His letter follows my comments.
First, I make no apologies for my comments or my position. I am a fierce proponent of all things efficient; all my views are through the lens of efficiency and the benefits it brings to the whole market and value chain – farmers, grain companies, processors, and ultimately the consumer. Unlike Mr. Robson and others, I believe there is more wealth to be created through greater efficiency and that farmers and grain companies can both be more prosperous. I don’t believe that when one gains the other loses; Mr. Robson appears to believe (as do other guardians of the single desk) that if grain companies are making more money it must be coming out of the farmer’s pockets.
Whereas I welcome the debate, I am disappointed in the lack of substance brought forward by Mr. Robson. Rather than attack me as a “CWB slagger”, it would have be more beneficial for all involved if Mr. Robson provided clear evidence of his support for the single desk and the CWB. Even though he argues that my arguments are hard for him to understand, he doesn’t counter with anything factual to substantiate his argument or to discredit my facts and conclusions.

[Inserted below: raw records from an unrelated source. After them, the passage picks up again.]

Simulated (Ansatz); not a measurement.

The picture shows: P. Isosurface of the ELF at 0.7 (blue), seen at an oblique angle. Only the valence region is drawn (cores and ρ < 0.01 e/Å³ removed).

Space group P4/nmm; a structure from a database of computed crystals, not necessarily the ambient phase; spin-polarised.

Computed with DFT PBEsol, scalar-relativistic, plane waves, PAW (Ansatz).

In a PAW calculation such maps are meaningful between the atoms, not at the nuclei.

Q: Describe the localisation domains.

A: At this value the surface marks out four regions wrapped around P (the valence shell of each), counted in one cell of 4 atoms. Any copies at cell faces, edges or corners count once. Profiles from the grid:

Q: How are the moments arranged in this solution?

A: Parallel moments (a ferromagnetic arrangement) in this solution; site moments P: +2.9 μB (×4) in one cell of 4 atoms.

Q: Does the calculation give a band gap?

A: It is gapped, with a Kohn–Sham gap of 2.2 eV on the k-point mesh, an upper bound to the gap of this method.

Mr. Robson’s approach assumes I am working to put an end to the CWB. Since I have never taken that position, even on this he can provide no evidence. I see how the CWB is not providing the net benefit that the farming community deserves and it needs to be changed or improved. To me, that means the possible end of the single desk. If to Mr. Robson the end of the single desk means the end of the CWB, then he should make that clear.
I apparently have failed at explaining the weaknesses I see in the single desk. Let me try one more time:
- The single desk is responsible for export feed barley prices NOT being translated to the domestic market.This means that the local price of barley to the local feed lot or feed mill stays lower than it would otherwise. Farmers end up selling barley locally for a lot less than they would otherwise. This costs farmers a lot of money. If the CWB used a system to translate the price better (better price transparency) then all farmers would get higher prices, and grain companies would make no more than they do now handling CWB barley.
- The single desk (and pooling) is responsible for a low initial payment and poor movement which, combined, has created financial hardships on durum producers. Because of the lack of cash flow, many durum farmers sold high quality durum into the local feed market. Now the CWB is scrambling for high quality durum for offshore sales; one vessel has been in Vancouver since Sept 19th and is still waiting for durum. The demurrage bill will be in the millions and will be paid for by farmers. If the CWB provided better upfront pricing and more flexible delivery options, this would not have happened.
- Price comparisons show the pool returns are consistently below THE LOWEST daily prices over a crop year that the US farmer can sell at. Even if the US farmer sells at the lowest price he sees all year, he still gets more than Western Canadian farmers.
If Mr. Robson and his colleagues cannot see that these represent hundreds of millions in losses by the single desk to him and his neighbours, then I’m afraid I am not equipped to convince him otherwise.
But I will repeat – when it comes to CWB board candidates, give your full consideration to those candidates that are willing to look critically at all the CWB is doing. It must work for farmers to be sustainable. And that means judge on more than rhetoric; consider those candidates that are willing to make hard decisions.
But most of all, ask any incumbent who stands to protect the single desk, what they’ve been doing for the last four years. They’ve got a lot to answer for.
Mr. Robson's letter:
Dear Editor
For some time now private market commentators have slagged the CWB. These attacks alternate between the paid for puppet farm organizations like the Wheat or Barley Growers and the direct Trade paid market commentators.
Commentator Mr. John De Pape, as a former Cargill employee and a tireless promoter of margin trading activities is one of these CWB slaggers. His reports are laden with meaningless jargon designed to make him sound like an academic criticizing the Canadian Wheat Board. This rings more than a little hollow when you realize that the CWB returns more than 95% of market revenue back to us as the benefiting farmers. The demise of the CWB would allow Mr. De Pape and his private trade friends to profit from more margin trading at the expense of farmers.
How reliable have Mr. De Pape’s comments been? In 2003 he said barley exports had dwindled to “insignificance.” In the same report he also complained it is “short-sighted” for the CWB to charge a premium price to U.S. and Canadian malsters. This is a magical way of saying farmers should take less for their grain, presumably by allowing Mr. De Pape and his friends in the private trade to claim their margin instead.
This is typical of Mr. De Pape’s short sighted thinking. Fast forward to 2010, what do we see? The high Canadian dollar has taken the bloom off the cattle market, the Russians just stopped all grain exports, malting and feed barley sales are booming. Lucky we still have the Wheat Board to negotiate the best deals in all the market conditions. It is a good thing that nobody took Mr. De Pape too seriously back then, unless of course you count our failed ostrich farmer Federal Agriculture Minister and a few oil barony Alberta ranchers.
Is there a connection to this flood of self-serving trade commentary and this years’ CWB Farmer Director Elections? Yes there is a connection. Please vote for Farmer CWB Directors that fully support the CWB.